Meet B. Erin Cole (Ph.D., History, University of New Mexico), Colorado’s Assistant State Historian. Today she gives Erstwhile a glimpse of what her job entails, along with some advice for those considering careers in public history. Successful public historians, she explains, must be able to work across diverse topics, in assorted mediums, and with a variety of people.
I currently work as the Assistant State Historian at the History Colorado Center in Denver. History Colorado (HC) is the new name of the Colorado Historical Society, which was founded in 1879. History Colorado may be old, but it is actively reinventing itself, its audiences, and its mission for the future. Currently, I am working on several upcoming exhibits – one on the Chicano movement in Colorado that will open in February 2015, and another celebrating the centennial of Rocky Mountain National Park that opens in March.
I am part of History Colorado’s exhibits and interpretation department. My main job is content research, writing, and exhibit development for the exhibits in our museum. I also do a lot of public speaking, some other writing and research, work with our education department on teacher-education programs, and, honestly, a lot of other tasks. Most of my work isn’t done alone – I work collaboratively with colleagues in other departments and with people outside the museum. To open an exhibit, I have to work with people in our collections department, our educators, staff in marketing, communications, and development. Most projects also involve collaborating with community organizations, outside scholars and other content experts, donors, and other stakeholders. We also have to work within a budget and on tight deadlines. This is much different from a lot of academic work, where you often slog away in isolation. As you can see, I do a lot of different types of work with a wide range of people at my side.
I started working at HC in 2010 as a part-time exhibits researcher while I was completing my dissertation research. Two years ago, I became the assistant state historian. The funding for my job comes from soft money – donations to the museum, grants, and other forms of outside funding – rather than from the state legislature. I mention this because it is very common in public history. Museums, other cultural institutions, and many non-profit organizations depend on a lot of outside funding to hire staff, produce exhibits, and run public programming. Money that is there one year may not be available the next — the employment landscape for public history is always changing, and you have to be willing to learn new skills and be geographically mobile in order to stay in the profession.

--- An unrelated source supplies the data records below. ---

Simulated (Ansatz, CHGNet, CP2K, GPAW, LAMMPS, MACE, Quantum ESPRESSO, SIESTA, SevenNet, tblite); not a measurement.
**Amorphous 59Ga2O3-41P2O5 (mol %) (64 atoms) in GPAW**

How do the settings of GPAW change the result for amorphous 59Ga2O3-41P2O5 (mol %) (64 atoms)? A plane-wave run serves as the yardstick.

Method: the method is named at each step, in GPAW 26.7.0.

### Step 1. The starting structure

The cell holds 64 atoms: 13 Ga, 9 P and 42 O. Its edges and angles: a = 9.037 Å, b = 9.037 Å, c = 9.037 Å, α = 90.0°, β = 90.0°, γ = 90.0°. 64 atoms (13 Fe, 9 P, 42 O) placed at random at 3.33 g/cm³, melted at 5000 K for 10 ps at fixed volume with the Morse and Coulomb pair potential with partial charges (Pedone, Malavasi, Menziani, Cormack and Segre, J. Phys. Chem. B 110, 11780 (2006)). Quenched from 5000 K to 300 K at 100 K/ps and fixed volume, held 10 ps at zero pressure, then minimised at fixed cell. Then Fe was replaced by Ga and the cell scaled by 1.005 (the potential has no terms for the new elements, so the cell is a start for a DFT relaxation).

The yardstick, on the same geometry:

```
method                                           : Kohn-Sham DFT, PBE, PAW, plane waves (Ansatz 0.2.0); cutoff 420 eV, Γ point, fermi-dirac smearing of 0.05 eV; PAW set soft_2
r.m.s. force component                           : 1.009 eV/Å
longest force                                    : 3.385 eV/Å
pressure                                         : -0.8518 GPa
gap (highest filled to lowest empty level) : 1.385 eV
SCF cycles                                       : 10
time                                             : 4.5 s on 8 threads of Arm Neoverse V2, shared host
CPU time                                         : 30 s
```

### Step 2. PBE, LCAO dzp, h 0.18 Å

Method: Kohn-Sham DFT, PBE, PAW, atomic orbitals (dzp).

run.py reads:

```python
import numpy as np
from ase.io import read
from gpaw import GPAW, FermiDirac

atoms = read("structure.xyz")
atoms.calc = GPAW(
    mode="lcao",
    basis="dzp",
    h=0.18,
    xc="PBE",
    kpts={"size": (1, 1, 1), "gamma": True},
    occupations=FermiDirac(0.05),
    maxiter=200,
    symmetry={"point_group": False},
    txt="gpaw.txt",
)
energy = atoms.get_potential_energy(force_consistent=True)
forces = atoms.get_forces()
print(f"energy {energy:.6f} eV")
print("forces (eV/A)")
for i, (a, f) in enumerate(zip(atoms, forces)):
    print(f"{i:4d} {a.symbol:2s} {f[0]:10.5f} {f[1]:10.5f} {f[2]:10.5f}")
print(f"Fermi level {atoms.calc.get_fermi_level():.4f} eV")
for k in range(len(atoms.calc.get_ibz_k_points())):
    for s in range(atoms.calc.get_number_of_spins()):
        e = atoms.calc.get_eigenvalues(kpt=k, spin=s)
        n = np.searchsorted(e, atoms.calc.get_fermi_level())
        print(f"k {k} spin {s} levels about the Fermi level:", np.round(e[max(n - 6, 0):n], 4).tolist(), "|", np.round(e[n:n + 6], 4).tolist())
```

I didn’t originally plan to go into public history when I went to graduate school, but I didn’t rule it out, either. This is not how you’re told to do things in graduate school – you’re pushed to specialize and go after certain types of jobs. But I also kept my eyes open for new opportunities, since you never know what jobs are going to be open or available to you. My only formal training in museums and public history was as an undergrad, when I did an internship at the Museum of Western Colorado in Grand Junction. My Ph.D. is from the University of New Mexico (UNM), which does not offer any specific training in public history, nor does it offer internship programs to help students explore non-academic careers (although this will probably change soon, since UNM is one of four schools sharing an AHA-Mellon grant to explore alternate careers for history Ph.Ds). Still, there are a lot of UNM alumni working in public history, whether for the federal government, in publishing, at museums and other cultural institutions, or teaching public history. I did a lot of networking with other alumni at conferences and other events, while I was still in graduate school. This networking paid off: I got my job at History Colorado through another UNM alumnus.
The best advice I can give about being a public historian is to remember that the audience for what you do isn’t you, and it certainly isn’t academic historians. While I rely heavily on historical scholarship to do my work, and collaborate with academic historians on projects, the audience for what I do is the people who come to our museum – think families with children, out-of-town tourists, and kids on school tours. In a museum, people engage with information in many different ways. Some people respond best to text panels or looking at artifacts, while others learn better through video and audio, or doing hands-on activities. Some already have a lot of background knowledge about the subject, some not so much. My job is to help create content and experiences that engages all of these visitors intellectually and emotionally. Sometimes, to do this, I have to be a scholar. But just as often, I need to not be a scholar and try to put myself in the shoes of the people who I’m creating content for.
In museums, you have to be a generalist. In my academic work, I specialize in urban history, environmental history, and the post-World War II American West. But In the four years I’ve been at History Colorado, I’ve done exhibits, research, and public presentations on everything – topics in Colorado and western history that I didn’t research in graduate school, and, in a lot of cases, knew little about before I began working here. Since I know how to locate the right information and absorb it quickly this isn’t a problem, but it shows that you need to have a broad base of knowledge in order to succeed in a job like mine.
One of the myths of public history is that there are more jobs in this field than there are at colleges or universities. There really aren’t. Governments, museums, and other institutions that employ public historians are subject to the same sort of budget cuts and pressures to employ more contingent and unpaid labor as you currently find in higher education. Salaries aren’t particularly high in the field and public historians don’t enjoy the protections – however hard they are to come by these days – of tenure. But, I think, there is a lot more freedom to create your own path in this field. A lot of organizations, like mine, are trying to reinvent themselves to attract new, underserved audiences and they need people who can be creative, adaptable, and empathetic to others.